During the final two decades of Franco’s dictatorship, women with an active involvement in Spain’s art scene were considered exceptions and in criticism and the media their talent was commonly made light of and termed “feminine”. Nevertheless, from the late 1960s this derogatory characterisation started to become part of a theme explored by many of these women artists, for instance the vindication of another form of art-making and resistance to Francoism.
The room Women Artists and Late Francoism presents the works of Eulàlia Grau, Mari Chordá, Ana Peters, Ángela García Codoñer and Isabel Oliver, women artists whose careers got off the ground in the 1960s and 1970s but, forgotten in major narratives, have only come to light in recent research. Therefore, it highlights the existence of focal points of importance in generating feminist artistic discourses and political resistance: Barcelona — with works imbued with conceptual practices — and Valencia, more akin to Pop Art language. From their feminist stances, these artists started to join Anti-Franco discourses and social critique through attacks on the representation of women; they were strongly objectified in the mass media and this “female” imagery was highly conspicuous in the work of many of their male contemporaries. Their creations appropriated popular imagery to highlight how gender roles, usually from the family sphere and public sphere and projected through consumer society, were nothing more than assumptions.
In Barcelona, Mari Chordà entwined the ethics of care in her artistic production, producing works which fostered fun learning in childhood, for instance in Joguet per l’Àngela (Toy for Àngela, 1969). During Francoism, women were regarded in primary education as more suited to adaptive artistic specialities (object design) and reproductive specialities (teaching) than merely creative ones, attuned to the individual freedom personified in the “male genius”. In her series Etnografia (Ethnography, 1973–1974), Eulàlia Grau examines the role of women and men from mass media imagery, countering it by spotlighting restrictive stereotypes for both sexes and the fact that these bodies, modelled from strict canons, were presented to be consumed.
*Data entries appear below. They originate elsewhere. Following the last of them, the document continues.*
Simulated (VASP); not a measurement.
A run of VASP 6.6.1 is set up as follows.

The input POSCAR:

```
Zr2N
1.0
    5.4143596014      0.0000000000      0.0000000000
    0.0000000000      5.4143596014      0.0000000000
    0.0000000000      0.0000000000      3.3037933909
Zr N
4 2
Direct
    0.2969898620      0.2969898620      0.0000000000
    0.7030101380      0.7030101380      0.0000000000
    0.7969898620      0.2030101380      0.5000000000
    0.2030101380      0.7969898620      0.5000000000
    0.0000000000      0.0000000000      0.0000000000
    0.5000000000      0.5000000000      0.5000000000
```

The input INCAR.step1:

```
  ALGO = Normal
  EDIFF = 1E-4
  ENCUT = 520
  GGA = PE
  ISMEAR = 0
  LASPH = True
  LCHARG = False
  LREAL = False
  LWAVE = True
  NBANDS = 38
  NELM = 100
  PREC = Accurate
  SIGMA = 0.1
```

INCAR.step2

In Valencia, Ana Peters drew attention to the hegemonic model of masculinity and the use of the female body and sexuality as an advertising strategy in her work Cuentakilómetros (nº 1. Rosa azul) (Mileometer [No. 1. Blue Rose], 1966). The works that Ángela García Codoñer made in the 1970s — in her series Morfologías (Morphologies) and the piece Teta Pop (Pop Breast, both from 1973) — delve further into the idea of women’s bodies as a source of pleasure and the enjoyment of one’s own body. In De profesión: Sus labores (Occupation: Housewife, 1972–1974), Isabel Oliver, for her part, demonstrates how sewing and embroidery hide ordinariness: the idea of docile, house-proud women in the home. In the early 1970s, Oliver made, while working in parallel with Equipo Crónica, a series of feminist paintings La mujer (The Woman, 1970–1973), perhaps the closest, stylistically, to the Valencia Pop Art represented by Equipo Crónica; in Feliz reunión (Happy Meeting, 1971) she uses irony to critique the lack of feminist awareness in the majority of Spanish women, as well as the alienation they suffered upon trying to reach the sublimate stereotype that emanated from the mass media.
These artists all shared the interest of that generation in art as a vehicle to shine light on feminist protests, the resurgence of which was a critical response to the dictatorship due to the lack of political freedoms and the discrimination of women during those two decades of Late Francoism.